The conventional copper-wire broadband connection in Mikael Collan's house in Salo will soon be replaced with a much faster fibre optic cable Internet connection, a change which will cost him nearly 1,500 euros in connection fees.
"After forking out a hefty sum to join the network, I can't even shop around for the Internet provider but will have to stick with the network builder's connection. How an Earth is a monopoly like this even possible?" Collan asks.
Planning to set maximum prices for rental connections, the Finnish Communications Regulatory Authority (Ficora) is taking steps to promote competition in broadband connections.
The builder of a fibre optic cable network has to lease some of its capacity to competitors. However, less than five per cent of fibre connections have been ordered from a company renting the network capacity.
Monthly fees charged from companies renting capacity vary greatly, ranging from 30 to 300 euros. The fees should, however, be based on the actual investment and running costs.
"We have carried out spot checks in telecommunication companies and have grounds to suspect that the charges are not based on the actual costs," says Jukka-Pekka Juutinen, head of steering at Ficora.
The difference between a fibre optic connection and the conventional broadband is that up to 20 flats can be connected to the Internet with one fibre connection.

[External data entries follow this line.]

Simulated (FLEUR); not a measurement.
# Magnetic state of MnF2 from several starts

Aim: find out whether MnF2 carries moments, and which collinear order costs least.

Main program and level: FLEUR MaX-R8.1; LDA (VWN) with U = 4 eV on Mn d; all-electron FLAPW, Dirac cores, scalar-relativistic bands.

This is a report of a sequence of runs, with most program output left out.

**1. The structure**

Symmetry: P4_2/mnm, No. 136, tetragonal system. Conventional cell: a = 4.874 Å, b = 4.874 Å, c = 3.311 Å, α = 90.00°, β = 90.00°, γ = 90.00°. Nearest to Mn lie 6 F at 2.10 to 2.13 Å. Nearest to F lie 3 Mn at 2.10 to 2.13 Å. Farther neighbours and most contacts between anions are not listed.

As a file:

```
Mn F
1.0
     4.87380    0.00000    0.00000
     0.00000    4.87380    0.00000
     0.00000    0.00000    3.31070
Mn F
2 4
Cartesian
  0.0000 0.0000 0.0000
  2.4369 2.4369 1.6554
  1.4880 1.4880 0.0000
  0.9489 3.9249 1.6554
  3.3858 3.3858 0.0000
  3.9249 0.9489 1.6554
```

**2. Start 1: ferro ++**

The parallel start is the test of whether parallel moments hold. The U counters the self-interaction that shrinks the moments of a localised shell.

The maximum prices proposed by Ficora and the obligation to rent out network capacity will not apply to all telecommunication companies but only to those with a major market share, as determined by Ficora for each region. The increase in competition is likely to push the consumer prices down, at least regionally.
"If the price charged for network usage has been set too high, the competitor burdened with the extra cost can't compete with the network builder. By setting a maximum price, we are trying to level the playing field for the network owners and competitors," says Asta Sihvonen-Punkka, the director general of Ficora.
At the earliest, the maximum prices will enter into effect in the autumn.
Maximum price opposition
Companies building networks are opposed to the proposed maximum prices.
"We don't need regulations like this on fibre optic connections as it's a new and emerging technology. Everybody is in the same position, when building a network," says Rami Peltosaari, head of department at Elisa Oyj.
Setting maximum prices carries the risk of dampening the companies' enthusiasm for investing in the new technology.
"If the price limit is set too low to cover the building costs, it will certainly have a detrimental effect on investments," says Peltosaari.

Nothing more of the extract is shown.